The Fourth District holds that there is no anti-SLAPP protection for petitioning activity only incidental to unprotected activity.
Arleen Freeman and James Alexander initiated an antitrust action against a real estate listing service. When Alexander Schack learned that they were seeking class certification, he offered his services as a class action attorney with antitrust litigation experience. Freeman and Alexander’s attorney, David Barry, accepted and Schack signed a retainer agreement. Barry and Schack shared work product and discussed confidential and privileged matters.
Schack later filed a motion to replace Freeman and Alexander with Alan Hemphill, claiming that Freeman and Alexander were inadequate. When Barry learned the terms of Schack’s settlement proposal, he ceased conveying privileged information and work product to Schack in the belief that he represented interests adverse to Freeman and Alexander. Schack unilaterally communicated settlement terms on behalf of Hemphill and represented at a settlement conference that an agreement in principle had been reached. Schack obtained preliminary approval of a settlement class excluding Freeman and Alexander. Freeman and Alexander settled their antitrust action and then filed an action for breach of contract, professional negligence, and breach of fiduciary duty against Schack.
The trial court granted Schack’s anti-Strategic Lawsuit Against Public Participation (anti-SLAPP) special motion to strike reasoning that all of causes of action arose from constitutionally protected petitioning activity and that plaintiffs failed to establish a probability of prevailing.
The Court of Appeal held that the critical point was whether the “principal thrust or the gravamen” of the causes of action arose from protected activities in furtherance of Schack’s right of petition or unprotected activities for which the right to petition was merely incidental or collateral. Freeman and Alexander argued their core claim was that Schack represented conflicting interests in the same case. Schack argued that the causes of action arose from his representation of Hemphill and ensuing settlement with the real estate listing service.

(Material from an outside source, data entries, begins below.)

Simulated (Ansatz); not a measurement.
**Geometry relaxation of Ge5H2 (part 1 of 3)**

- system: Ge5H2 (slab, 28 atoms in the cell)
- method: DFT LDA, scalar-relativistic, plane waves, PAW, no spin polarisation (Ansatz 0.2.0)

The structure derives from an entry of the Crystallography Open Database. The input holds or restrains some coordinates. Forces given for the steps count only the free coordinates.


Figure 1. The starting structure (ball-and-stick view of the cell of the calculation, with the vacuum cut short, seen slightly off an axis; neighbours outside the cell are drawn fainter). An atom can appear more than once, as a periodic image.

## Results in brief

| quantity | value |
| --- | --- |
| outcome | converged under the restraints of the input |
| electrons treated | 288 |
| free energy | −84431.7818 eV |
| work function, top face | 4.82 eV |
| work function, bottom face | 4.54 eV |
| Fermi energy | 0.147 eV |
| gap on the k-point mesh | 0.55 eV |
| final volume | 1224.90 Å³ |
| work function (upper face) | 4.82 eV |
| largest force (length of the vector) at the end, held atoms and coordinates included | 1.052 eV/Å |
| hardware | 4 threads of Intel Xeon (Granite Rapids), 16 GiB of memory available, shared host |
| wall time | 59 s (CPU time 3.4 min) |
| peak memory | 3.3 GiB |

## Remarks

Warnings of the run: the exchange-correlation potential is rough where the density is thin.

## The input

The Court noted that the “arising from” requirement is not always easily met. The Court held that Schack’s liability arose from his representation of a party with interests adverse to Freeman and Alexander, in violation of his duty of loyalty to them. The settlement of the Hemphill litigation, otherwise protected activity, was merely incidental to the unprotected activity. Although a cause of action may be triggered by or associated with a protected act, it does not always mean the cause of action arises from that act.
Comment: Courts are reluctant to allow the anti-SLAPP statute to protect attorneys from claims by their own clients.